The Council of Europe’s Commissioner for Human Rights, Dunja Mijatović, made a rare intervention this week, writing to the House of Commons and the House of Lords about the Illegal Immigration Bill. She warned that the Bill “create[s] clear and direct tension with well-established and fundamental human rights standards”, by  preventing people who arrive irregularly in the UK from having their asylum claims assessed – stripping away one of the “essential building blocks” of the protection system. 

The exclusion of most potential victims of trafficking in human beings from modern slavery protections (a nightmarish sentence if I’ve ever heard one), the widespread powers of detention, and strict limits on judicial challenges to detention also risk a clash with the ECHR.
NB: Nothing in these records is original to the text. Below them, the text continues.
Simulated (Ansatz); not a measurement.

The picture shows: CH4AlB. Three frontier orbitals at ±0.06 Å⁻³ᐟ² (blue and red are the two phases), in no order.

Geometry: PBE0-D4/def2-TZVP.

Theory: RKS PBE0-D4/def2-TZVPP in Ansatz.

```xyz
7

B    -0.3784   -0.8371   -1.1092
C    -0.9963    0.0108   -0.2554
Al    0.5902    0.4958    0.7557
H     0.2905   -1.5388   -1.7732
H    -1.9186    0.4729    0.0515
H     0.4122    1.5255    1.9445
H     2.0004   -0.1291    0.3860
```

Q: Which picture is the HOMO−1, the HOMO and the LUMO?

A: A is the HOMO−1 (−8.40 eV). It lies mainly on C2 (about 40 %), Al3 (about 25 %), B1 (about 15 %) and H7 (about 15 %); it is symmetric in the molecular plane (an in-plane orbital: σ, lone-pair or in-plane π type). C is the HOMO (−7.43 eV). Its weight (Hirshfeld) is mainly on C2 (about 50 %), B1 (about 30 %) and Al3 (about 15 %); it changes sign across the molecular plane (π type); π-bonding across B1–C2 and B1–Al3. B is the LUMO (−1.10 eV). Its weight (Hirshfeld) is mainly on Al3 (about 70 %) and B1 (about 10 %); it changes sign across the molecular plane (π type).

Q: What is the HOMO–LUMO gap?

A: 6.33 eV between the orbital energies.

“Passing the Bill would add to the already significant regression in the protection of refugees, asylum seekers and migrants in the UK in the last few years”, the Commissioner stresses.

Extraordinarily, the Home Secretary is reported to be working with Tory hardliners behind the scenes, to get amendments to her government’s own bill that would weaken human rights protections. The Times quoted “senior government sources” describing Braverman as a “sock puppet” for Tory hardliners opposed to the ECHR on Monday. 

As Byline Times columnist and former diplomat Alexandra Hall Hall has written, a stand-off between the UK and ECHR over the Illegal Immigration Bill would “increase the risk of the UK exercising the nuclear option of withdrawing from the convention altogether. This would result in the UK automatically being expelled from the Council of Europe, for which adherence to the ECHR is a condition of membership, and would put Britain in the unedifying company of Russia and Belarus – the only two countries in Europe that are not members of the council.” 

It would, she notes, be “an astonishing position for the UK to find itself in – as the country which helped draft much of the convention in the aftermath of the Second World War, and the first country to sign it.” 

Dangerous Game

It’s unlikely that Rishi Sunak actually wants this. But Tory strategists seem to be calculating that a war with the ECHR could prove immensely helpful for the party’s currently-dire general election prospects.

But the ramifications of being booted out of the ECHR, or withdrawing voluntarily, for a short-lived, saccharine pre-election boost for the Tories, would be immense. The Good Friday Agreement is built upon the UK remaining a member.

So is the UK’s Brexit agreement, with security and policing cooperation with the EU automatically ending should the UK pull out. UK membership of the ECHR is also an important element of the inquiry into the 1998 Omagh bombing that was announced only last month: the Northern Ireland High Court found in 2021 that “plausible arguments” could be made that the State had failed to comply with its obligation under Article 2 of the European Convention on Human Rights to take reasonable steps to prevent the bombing.

The ECHR is there for all of us. Ministers of any hue might not always agree with it, but with a government so intent on driving a wrecking ball through our civil liberties it is no surprise there is some friction. The risk is that this friction has now become an industrial sander, wielded by some of the most unhinged elements of the Tory right.